Muslims in Media: Exercises for Teaching

In an exciting new research trajectory I have been increasingly devoted to the study of Muslim media spaces, including music, the internet, television, and cinema. In my own work, I have been exploring the diversity of approaches, uses, and receptions of these various forms of cultural production. While these multiple and assorted perspectives have attracted my interest I have also become more acutely aware of the homogeneous portrait of Islam and Muslims that dominates mainstream corporate and news media.
In my classroom I have noticed that more and more students come to our study with heavily invested preconceived conceptions about different religious communities, most consequentially Islam. Most often student’s deep seated assumptions about Muslims are greatly shaped by dominant media representations of Islam, which are usually sensational, one-sided, or incomplete at best. What’s key for my students is to understand how their media informed prior knowledge has shaped their views about Islam. The great challenge then for the teacher of Islam is how do we overcome these implicit biases and reframe understandings of Muslims? How do we effectively disrupt stereotypes? How can we deploy media literacy in our classes?
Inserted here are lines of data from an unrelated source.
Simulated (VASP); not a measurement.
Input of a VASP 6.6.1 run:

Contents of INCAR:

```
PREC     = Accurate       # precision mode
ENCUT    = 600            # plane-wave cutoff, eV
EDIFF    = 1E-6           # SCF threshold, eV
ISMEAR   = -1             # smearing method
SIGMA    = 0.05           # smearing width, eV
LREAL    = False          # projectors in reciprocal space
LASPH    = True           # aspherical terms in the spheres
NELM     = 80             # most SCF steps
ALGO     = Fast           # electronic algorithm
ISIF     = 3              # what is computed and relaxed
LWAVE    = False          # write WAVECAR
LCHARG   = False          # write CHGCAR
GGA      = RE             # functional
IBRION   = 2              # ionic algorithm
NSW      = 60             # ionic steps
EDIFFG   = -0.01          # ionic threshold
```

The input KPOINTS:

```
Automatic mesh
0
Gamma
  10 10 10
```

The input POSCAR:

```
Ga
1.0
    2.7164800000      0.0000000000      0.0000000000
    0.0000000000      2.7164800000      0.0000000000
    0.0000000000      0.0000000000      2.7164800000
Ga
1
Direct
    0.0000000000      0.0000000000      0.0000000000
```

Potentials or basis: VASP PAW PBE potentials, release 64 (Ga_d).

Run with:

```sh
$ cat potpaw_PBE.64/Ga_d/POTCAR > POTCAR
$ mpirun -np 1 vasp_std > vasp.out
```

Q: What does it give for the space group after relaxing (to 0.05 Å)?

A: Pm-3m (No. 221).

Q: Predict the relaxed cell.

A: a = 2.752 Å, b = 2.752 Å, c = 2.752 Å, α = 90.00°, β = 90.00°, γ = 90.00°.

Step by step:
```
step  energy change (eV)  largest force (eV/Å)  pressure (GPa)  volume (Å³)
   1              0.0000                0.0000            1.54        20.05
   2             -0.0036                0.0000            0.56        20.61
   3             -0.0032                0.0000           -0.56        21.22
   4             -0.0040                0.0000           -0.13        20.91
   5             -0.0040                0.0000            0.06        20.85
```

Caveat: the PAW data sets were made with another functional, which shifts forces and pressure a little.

One solution to this problem in student learning is developing a greater depth of knowledge in media literacy and awareness of their assumptions about the world. Of course, questions around how individual and group perspectives are constructed and how information is interpreted will have broader relevance and application in students lives and should be a topic valued by students. To address these challenges I intend on identifying key sources for teaching media literacy, issues of representation, and dismantling deeply invested preconceived notions. These sources will help develop the central pedagogical questions leading to a deeper kind of learning. Therefore, the overlap between my research in Muslim medias are clearly aligned with the challenges of media literacy and should serve as a basis for moving forward in student learning.
In order to facilitate their learning, I intend on developing course exercises for both my World Religions and Islam courses employing the most productive sources that disrupt naturalized stereotypes and media awareness. I’ve found my students master analytical methods most easily through repeated individual and group application within classroom settings. Therefore, these assignments will be produced with this particular type of educational setting in mind in order to provide useful tools for analyzing media sources with complexity. Altogether, several modules will be developed based on the pedagogical tactics using theories of media and implicit bias for use in my Fall 2016 Islam and Word Religions courses. The intended outcome is developing media literate students that can utilize these new skills and analytical perspectives to decipher multiple forms of media outside of the class setting.